Hannah Essex of the Society of London Theatre said the theatre world has “lost an incredible talent” and described his impact on the arts as “immeasurable”.
Sir Michael starred in six of the eight Harry Potter films as headmaster Albus Dumbledore. Daniel Radcliffe, who played the boy wizard, praised Sir Michael as “one of the most brilliant, effortless actors” he had ever worked with.
He added: “Despite his immense talent, the thing I will remember most about him is how much fun he had doing his job. He was silly, irreverent and hilarious. He loved his job, but never seemed defined by it.
“With his loss the world just became considerably less fun.” Sir Michael was awarded four TV Baftas during his career for his roles in BBC family drama Perfect Strangers in 2002, in Channel 4’s Longitude in 2001, the BBC’s Elizabeth Gaskell adaptation Wives And Daughters in 2000 and The Singing Detective in 1987.
His illustrious theatre career also included appearances in Alan Ayckbourn’s The Norman Conquests, The Life Of Galileo and Nicholas Hytner’s National Theatre production of Henry IV, Parts 1 and 2.
Harry Potter creator JK Rowling also paid tribute, saying she first saw him perform in King Lear in 1982 and if someone had told her he “would appear in anything I’d written, I’d have thought you were insane”.
Dame Helen Mirren recalled working alongside him in 1982’s Antony And Cleopatra, and said he made an “extraordinary contribution to the British landscape of theatre”.
Sir Michael was also known for playing French detective Jules Maigret in ITV series Maigret, and for his role as Philip Marlow in Dennis Potter’s The Singing Detective. He made his first appearance on stage in a production of Othello in Dublin in 1962 when he returned to Ireland following his move to the UK.

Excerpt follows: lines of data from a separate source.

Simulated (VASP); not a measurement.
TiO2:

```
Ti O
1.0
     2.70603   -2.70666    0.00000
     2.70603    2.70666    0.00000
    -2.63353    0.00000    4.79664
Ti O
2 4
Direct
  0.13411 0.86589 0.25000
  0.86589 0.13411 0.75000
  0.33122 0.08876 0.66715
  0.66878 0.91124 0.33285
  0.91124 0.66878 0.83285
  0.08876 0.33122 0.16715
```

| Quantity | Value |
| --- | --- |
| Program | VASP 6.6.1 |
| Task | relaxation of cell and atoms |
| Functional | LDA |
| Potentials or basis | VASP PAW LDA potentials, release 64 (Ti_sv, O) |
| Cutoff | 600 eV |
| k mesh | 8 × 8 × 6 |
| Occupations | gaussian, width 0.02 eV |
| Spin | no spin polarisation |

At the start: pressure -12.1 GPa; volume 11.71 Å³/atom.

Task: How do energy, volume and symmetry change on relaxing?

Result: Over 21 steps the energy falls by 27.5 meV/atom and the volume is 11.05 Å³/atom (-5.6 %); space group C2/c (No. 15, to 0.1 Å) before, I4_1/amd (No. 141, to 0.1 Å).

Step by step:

His later film roles also included period dramas such as 2010’s The King’s Speech, 2001’s Gosford Park and 2017’s Victoria & Abdul.
He was recognised with Emmy nominations, including for Mr Woodhouse in a 2010 adaptation of Jane Austen’s Emma and as former US president Lyndon B Johnson in Path To War in 2002.
In 1990 he won an Olivier Award for comedy performance of the year in Man Of The Moment at the Globe. He was knighted in 1998 for his contribution to entertainment.